Figure 3 Edit variables dialog


However, we also need to specify that we are looking for all getter methods. This is where the template variable constraints come into play. We could specify that a getter method is one that has GetterName text which matches the regular expression get.* so we enter this expression into the 'Text / regular expression' field for the GetterName variable (Figure 3). One more constraint that we need to set is how many occurrences of the particular variable we should match. By default, the minimum occurrences count and maximum occurrences count are set to 1. If we set the maximum value for GetterType and GetterName to some larger value (say 1000), our method declaration will be able to match any number of methods from 1 to 1000.

Note:

The constraints for specific template variables can be set by pressing the Edit Variables button (Figure 2).

Let's explore the 'Text / regular expression' constraint work in more detail. As it is performing a search, the SSR matches template variables to source code expressions. The source code expression corresponds to some source code text. The 'Text / regular expression' constraint means that the source code text must also match a given regular expression for the match to be valid.

Note:

Using regular expressions for text constraints also means that you need to escape the regular expression meta-characters like . () [] ? ^ $ \ with one slash (e.g. com\.intellij\.openapi\.editor\.Editor).

Returning to the previous example, we may want to find all getters declared by a particular class and all its descendants. In order to do so, we will set 'Apply constraint within hierarchy' in the 'Text constraints' group for the GetterName variable. Effectively, the option tells the matcher to go into the type hierarchy when the match is not found locally.

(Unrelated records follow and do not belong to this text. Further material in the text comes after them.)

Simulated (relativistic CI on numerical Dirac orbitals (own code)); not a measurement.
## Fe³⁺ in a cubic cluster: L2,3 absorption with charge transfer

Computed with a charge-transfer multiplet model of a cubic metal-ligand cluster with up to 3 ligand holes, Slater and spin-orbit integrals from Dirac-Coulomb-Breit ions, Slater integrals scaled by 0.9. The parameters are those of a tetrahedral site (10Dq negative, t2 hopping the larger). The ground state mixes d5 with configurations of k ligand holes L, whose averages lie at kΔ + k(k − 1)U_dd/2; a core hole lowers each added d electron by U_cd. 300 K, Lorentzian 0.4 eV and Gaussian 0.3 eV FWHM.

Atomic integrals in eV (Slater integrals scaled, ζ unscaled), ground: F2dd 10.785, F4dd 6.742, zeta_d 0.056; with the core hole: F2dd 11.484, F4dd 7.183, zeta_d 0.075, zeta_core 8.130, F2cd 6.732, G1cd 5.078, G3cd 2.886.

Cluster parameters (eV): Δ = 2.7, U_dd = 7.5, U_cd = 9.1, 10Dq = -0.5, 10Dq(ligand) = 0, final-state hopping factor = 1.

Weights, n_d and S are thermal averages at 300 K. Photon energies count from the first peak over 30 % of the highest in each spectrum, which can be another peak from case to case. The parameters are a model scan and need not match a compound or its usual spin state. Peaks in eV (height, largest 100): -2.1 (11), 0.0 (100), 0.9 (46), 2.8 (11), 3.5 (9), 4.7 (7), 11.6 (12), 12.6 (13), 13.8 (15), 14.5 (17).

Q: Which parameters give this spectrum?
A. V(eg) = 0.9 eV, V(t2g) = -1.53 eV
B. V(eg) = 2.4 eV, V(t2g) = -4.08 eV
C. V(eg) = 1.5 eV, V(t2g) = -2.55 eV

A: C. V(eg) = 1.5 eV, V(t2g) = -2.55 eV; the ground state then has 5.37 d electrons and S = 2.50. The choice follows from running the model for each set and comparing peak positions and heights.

Yet another useful application of this option is to set it for a template variable which represents some type. When checking the constraint, the matcher attempts to compare the source code type's name with the given regular expression. If it fails, the matcher will then check the type's super-class and so on. For instance, search templates ($Type$) $Expr$ or $Expr$ instanceof $Type$ with a text constraint for the Type variable set to 'PsiElement' with the option 'Apply the constraint within hierarchy' enabled will search for all casts to or instances of classes that implement the interface PsiElement.

Let's cover in more detail the previously mentioned constraints of minimum and maximum occurrences of a template variable (in 'Occurrence count' group, Figure 3). While matching the search template, the template variable could receive not just one value (though this is the default behaviour), but several ones from the same context, or receive no value at all. We allow several matches by setting the maximum occurrence count to a value larger than one, and we allow zero matches by setting the minimum occurrence count to 0. For instance, when searching for 'any static method call of a particular class', we may be not interested in the number of parameters passed, so we can use the following search template: Utils.assertTrue($Parameter$);

For the Parameter template variable, we specify minimum occurrences as 0 and maximum occurrences as some large value (say, 1000). While matching, the Parameter variable will pick up zero or more parameter expressions of the particular call. The commas separating the particular parameters (if any) are not mentioned in the search template, nor taken into account during the match, since their presence has only a textual syntax meaning.

Yet another example of using the occurrence count values is when searching for if statements. The search template looks as follows:

        if ($BooleanExpr$) {
          $ThenStatement$;
        } else {
          $ElseStatement$;
        }
    

For the ThenStatement and ElseStatement template variables the minimum count constraint is set to 0 and the maximum count is set to Integer.MAX_VALUE.

Note:

This search pattern will also find an if without an else branch, since the latter is semantically equivalent to an empty else.


I would like to know more about the source

Finding all descendants of the class

Quite often we need to find all descendants of a particular class. To search for such classes one could use following search template:

class $Clazz$ extends $AnotherClass$ {}

As the text constraint for the AnotherClass variable one needs to specify the name of the base class for which we are looking for descendants. Since we are looking for any descendants of the base class we enable 'Apply the constraint within the type hierarchy' option.

Finding all such methods

In certain situations, one needs to look for many different implementations of the same interface method. This can be achieved with the following search pattern:

        class $a$ {
            public void $show$();
        }
    

The text constraint for the show variable is 'show', and 'This variable is the target of the search' is enabled.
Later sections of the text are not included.